JuliaData / Missings.jl

Missing value support for Julia
Other
72 stars 19 forks source link

parse with Missing #61

Open bkamins opened 6 years ago

bkamins commented 6 years ago

I would like to put under consideration if we want to add methods to parse that accept Union{T, Missing} argument (or create a similar method). This would be something like tryparse but returning missing on failure.

I would think of something like:

nalimilan commented 6 years ago

Actually with https://github.com/JuliaLang/julia/pull/23642 tryparse will have return type Union{Some{T}, Void} (or maybe just Union{T, Void} depending on the outcome of discussions). I'm not sure we want to allow parse(Union{T, Missing}, ...) in addition to that. There have been lots of discussions about this kind of syntax around the introduction of tryparse in Base. One issue is that parse(Union{T, Missing}, x) could be syntax to parse "missing" as missing, numbers as Int, and throw and error in other cases.

bkamins commented 6 years ago

Close this issue then or keep for a reference?

nalimilan commented 6 years ago

I'd say it depends on whether you think this syntax is needed or not.

bkamins commented 6 years ago

I believe we need a function that returns missing if parsing fails. It does not have to be prase, actually tryparse is more natural, but now it returns Nullable (which behavior I earlier thought would be retained as computer scientist missingness).

So let me comment on a use case and you can decide which way to go (I have much less understanding of the whole ecosystem context). A typical scenario with DataFrames is to read some data which is messy but is supposed to contain integers. Assume that we already have it as ["1", "2", "?", "", "3", "unknown"].

A pure approach would be to handle the missing data carefully, but a practical workflow (and this is how R works) is to parse it as Vector{Int} and make all that is not an integer a missing.

Computer scientist now can do:

julia> tryparse.(Int, ["1", "2", "?", "", "3", "unknown"])
6-element Array{Nullable{Int64},1}:
 1
 2
 #NULL
 #NULL
 3
 #NULL

But data scientist has to do (or there is some simpler way?):

julia> [isnull(x) ? missing : get(x) for x in tryparse.(Int, ["1", "2", "?", "", "3", "unknown"])]
6-element Array{Any,1}:
 1
 2
  missing
  missing
 3
  missing

which not only is messy but also has wrong type (Any) of the produced array.

I would like to have this fixed (I understand that solving Any problem is an additional topic discussed in https://github.com/JuliaLang/julia/pull/24332).

nalimilan commented 6 years ago

I see your point. I'm not sure we want to follow R in all aspects, in particular we have the ability to distinguish an invalid value from a missing value, so it wouldn't be absurd to be stricter, and require an explicit operation to convert an unparsable value to a missing value. That could be done quite easily using replace (see https://github.com/JuliaLang/julia/pull/22324). Adding a function as you suggest also makes sense, but I'd rather wait for the design of tryparse to settle first (JuliaLang/julia#23642), we can easily extend it later.

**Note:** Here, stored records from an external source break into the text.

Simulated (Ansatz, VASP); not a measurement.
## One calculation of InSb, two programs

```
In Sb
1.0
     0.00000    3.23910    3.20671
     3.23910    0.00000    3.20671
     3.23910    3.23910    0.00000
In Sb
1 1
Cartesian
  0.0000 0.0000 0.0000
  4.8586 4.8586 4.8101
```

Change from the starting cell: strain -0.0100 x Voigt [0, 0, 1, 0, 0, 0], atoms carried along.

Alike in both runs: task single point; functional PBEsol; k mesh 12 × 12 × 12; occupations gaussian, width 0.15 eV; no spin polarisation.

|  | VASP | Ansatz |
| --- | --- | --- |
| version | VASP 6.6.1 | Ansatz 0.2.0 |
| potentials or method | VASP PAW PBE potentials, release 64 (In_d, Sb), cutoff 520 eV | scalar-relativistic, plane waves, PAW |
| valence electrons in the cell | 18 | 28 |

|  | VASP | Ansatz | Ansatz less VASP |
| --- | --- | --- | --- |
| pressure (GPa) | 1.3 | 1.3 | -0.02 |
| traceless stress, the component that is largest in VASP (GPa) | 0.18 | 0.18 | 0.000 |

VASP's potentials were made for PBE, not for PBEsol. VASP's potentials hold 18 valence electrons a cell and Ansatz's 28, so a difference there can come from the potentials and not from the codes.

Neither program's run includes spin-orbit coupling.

bkamins commented 6 years ago

Thanks.

alyst commented 6 years ago

I also don't think parse() should return missing for invalid inputs.

But somewhat more conservative thing would be to allow

parse(Int, missing) = missing
#= or =# 
parse(Union{Int, Missing}, missing) = missing

I prefer the first alternative as the 2nd might imply: parse(Union{Int, Missing}, "missing") == missing.

Then it would be possible to parse.(Int, ::AbstractArray{Union{String, Missing}})

quinnj commented 6 years ago

The approach taken in CSV.jl, which @shashi and I have discussed generalizing to parsing functions in general is to have parse(Union{Int, Missing}, str) => Union{Int, Missing} and parse(Int, "missing") => throw(ParsingException()).

alyst commented 6 years ago

@quinnj Do you also throw ParsingException() on parse(Int, ::Missing)?

quinnj commented 6 years ago

I don't currently have a use-case for that in CSV as there's always guaranteed to be an input, though the input may be an empty string.

nalimilan commented 6 years ago

So you are using missing to indicate that parsing failed? Basically what tryparse does with Nullable() (and will soon do with nothing)? I think it'd prefer using parse(Union{Int, Void}, ...) for that, to distinguish clearly between "invalid" and "missing".

quinnj commented 6 years ago

@nalimilan was that in response to my comment or @alyst ?

nalimilan commented 6 years ago

To yours.

quinnj commented 6 years ago

No, the user has to provide, in the case of CSV, a "null" string and if the input matches this "null" string, then missing is returned. In the case of failure, e.g. non-numeric digits when parsing a number, an error is always thrown. That leaves try-catch behavior up to the caller, who would know what to do in case of failure anyway. I supposed you could keep a tryparse function that returned nothing instead of throwing.

pdeffebach commented 6 years ago

A user ran into this with Dates recently, where Dates throws an error on parsing missings.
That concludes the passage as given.